Challenge 46: design database migration

Estimated Time and Cost

60-90 min | Estimated cost: $5-15 | Exam Weight: 30-35%

Introduction

GlobalRetail Corp operates an enterprise data estate of 30 databases supporting their e-commerce platform, supply chain management, and financial reporting systems. The database inventory includes: 15 SQL Server instances (versions 2012 through 2022, ranging from 50GB to 2TB), 8 PostgreSQL databases (versions 11-15, supporting their product catalog and search services), 5 MySQL databases (supporting legacy CMS and marketing platforms), and 2 Oracle databases (supporting their ERP and warehouse management systems).

The migration requirements vary significantly across databases: the e-commerce database (SQL Server 2022, 2TB) serves 50,000 transactions per hour and cannot tolerate more than 5 minutes of downtime. The financial reporting database requires a full parallel-run period for audit compliance. The legacy CMS databases on MySQL are candidates for modernization. The Oracle ERP database has complex stored procedures with Oracle-specific syntax that complicates migration.

The DBA team needs a comprehensive migration strategy that addresses compatibility assessment, target service selection (Azure SQL Database vs. Managed Instance vs. SQL on VM, and equivalent decisions for PostgreSQL and MySQL), migration method (online vs. offline), and post-migration validation for each database.

Exam skills covered

• Recommend a solution for migrating databases

Design tasks

Part 1: compatibility assessment

1. Design the assessment approach for each database engine:
   • SQL Server: Use Azure SQL Migration assessment (Data Migration Assistant or Azure Migrate) to identify compatibility issues, blocking features, and recommended target (Azure SQL DB, SQL MI, or SQL on VM)
   • PostgreSQL: Evaluate compatibility with Azure Database for PostgreSQL Flexible Server, identify unsupported extensions or features
   • MySQL: Assess compatibility with Azure Database for MySQL Flexible Server
   • Oracle: Evaluate migration paths (Oracle to Azure SQL MI via SSMA, Oracle to PostgreSQL via Ora2Pg, or Oracle on Azure VM)
2. For the SQL Server databases, document which features force specific targets:
   • Cross-database queries (requires SQL MI or SQL on VM)
   • SQL Server Agent jobs (requires SQL MI or SQL on VM)
   • CLR assemblies (limited support in Azure SQL DB)
   • Linked servers (requires SQL MI or SQL on VM)
   • Database size > 100GB (Azure SQL DB Hyperscale or SQL MI)
3. Create a decision matrix mapping each database to its recommended Azure target with justification.

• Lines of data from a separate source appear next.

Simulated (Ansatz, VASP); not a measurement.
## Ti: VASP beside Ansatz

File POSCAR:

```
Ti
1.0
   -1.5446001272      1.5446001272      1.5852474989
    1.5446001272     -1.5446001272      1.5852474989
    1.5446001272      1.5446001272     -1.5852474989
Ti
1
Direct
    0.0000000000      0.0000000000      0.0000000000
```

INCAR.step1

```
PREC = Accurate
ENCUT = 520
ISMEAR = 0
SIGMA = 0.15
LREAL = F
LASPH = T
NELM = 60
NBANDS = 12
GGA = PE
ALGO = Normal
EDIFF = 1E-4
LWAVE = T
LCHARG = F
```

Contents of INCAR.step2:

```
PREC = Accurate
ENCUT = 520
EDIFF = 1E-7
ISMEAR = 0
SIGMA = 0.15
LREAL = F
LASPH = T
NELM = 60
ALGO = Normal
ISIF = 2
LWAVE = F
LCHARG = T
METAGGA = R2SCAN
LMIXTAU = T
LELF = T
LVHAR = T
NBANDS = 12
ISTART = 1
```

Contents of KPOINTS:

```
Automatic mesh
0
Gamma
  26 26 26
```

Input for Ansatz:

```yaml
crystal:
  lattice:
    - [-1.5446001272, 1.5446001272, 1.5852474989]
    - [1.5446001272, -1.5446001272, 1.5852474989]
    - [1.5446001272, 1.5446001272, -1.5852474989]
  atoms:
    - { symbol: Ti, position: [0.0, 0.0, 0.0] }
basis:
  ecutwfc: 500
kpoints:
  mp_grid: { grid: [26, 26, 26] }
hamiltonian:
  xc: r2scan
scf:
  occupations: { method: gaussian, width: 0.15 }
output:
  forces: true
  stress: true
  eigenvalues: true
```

Part 2: online vs. offline migration strategy

4. Categorize each database for online (continuous replication) vs. offline (one-time copy) migration:
   • Online: databases requiring < 5 minutes downtime (e-commerce, real-time services)
   • Offline: databases that can tolerate maintenance windows (reporting, batch processing)
5. Design the online migration architecture using Azure Database Migration Service:
   • SQL Server to Azure SQL MI: continuous data sync with cutover
   • PostgreSQL to Azure Database for PostgreSQL: migration service with online replication
   • MySQL to Azure Database for MySQL: online migration with DMS
6. Calculate the migration timeline for each database based on:
   • Database size and network bandwidth available
   • Initial full backup/restore time
   • Ongoing change data capture (CDC) replication lag
   • Cutover window coordination

Part 3: complex migration scenarios

7. Design the migration strategy for the 2TB e-commerce SQL Server database with 5-minute downtime requirement:
   • Pre-stage: configure Azure SQL MI with appropriate service tier and sizing
   • Replicate: continuous data sync from on-premises SQL Server to MI
   • Validate: compare record counts, checksums, and application connectivity
   • Cutover: stop writes, allow replication to catch up, redirect applications
8. Design the Oracle ERP migration approach:
   • Option A: Migrate to Azure SQL MI using SQL Server Migration Assistant (SSMA) for schema/data conversion
   • Option B: Migrate to PostgreSQL using Ora2Pg for schema conversion
   • Option C: Rehost Oracle on Azure VM (maintain Oracle licensing on Azure)
   • Document trade-offs of each option including licensing costs, code refactoring effort, and timeline
9. Address the financial database parallel-run requirement:
   • Design a dual-write architecture or read-replica strategy
   • Define validation criteria for declaring the Azure target authoritative
   • Document the compliance sign-off process

Part 4: Post-Migration validation and optimization

10. Design post-migration validation procedures:
    • Data integrity: row count comparison, checksum validation on key tables
    • Performance: query execution time comparison (baseline vs. Azure)
    • Application testing: functional test suites against Azure databases
    • Failover testing: verify HA/DR capabilities in Azure target
11. Design performance optimization steps for post-migration:
    • Azure SQL MI: evaluate and adjust service tier (General Purpose vs. Business Critical)
    • Index recommendations using Azure SQL Database Advisor
    • Query performance insights for identifying regressed queries
12. Document the rollback strategy for each database migration: what triggers a rollback, how long can you maintain rollback capability, and what data reconciliation is needed if Azure was primary for any period.

Success criteria

• ⬜Compatibility assessment identifies blocking features for each SQL Server database with recommended Azure target
• ⬜Decision matrix maps all 30 databases to Azure targets (SQL DB, SQL MI, SQL VM, PostgreSQL Flex, MySQL Flex) with justification
• ⬜Online migration architecture designed for databases requiring less than 5 minutes downtime
• ⬜Oracle migration strategy evaluates at least 3 options (SQL MI, PostgreSQL, Oracle on VM) with trade-off analysis
• ⬜Post-migration validation covers data integrity, performance comparison, and application testing procedures
• ⬜Rollback strategy documented with triggers, timeline, and data reconciliation procedures

Hints

Hint 1: Azure SQL Target Selection

Choose Azure SQL Database for: cloud-born applications, single database workloads, serverless/cost-sensitive scenarios, and applications that do not use cross-database queries or SQL Agent. Choose Azure SQL Managed Instance for: lift-and-shift of SQL Server workloads, applications using cross-database queries, linked servers, CLR, or SQL Agent. Choose SQL Server on Azure VM for: applications requiring full OS-level access, specific SQL Server versions, or features not available in MI (like FILESTREAM, third-party software installed alongside SQL Server).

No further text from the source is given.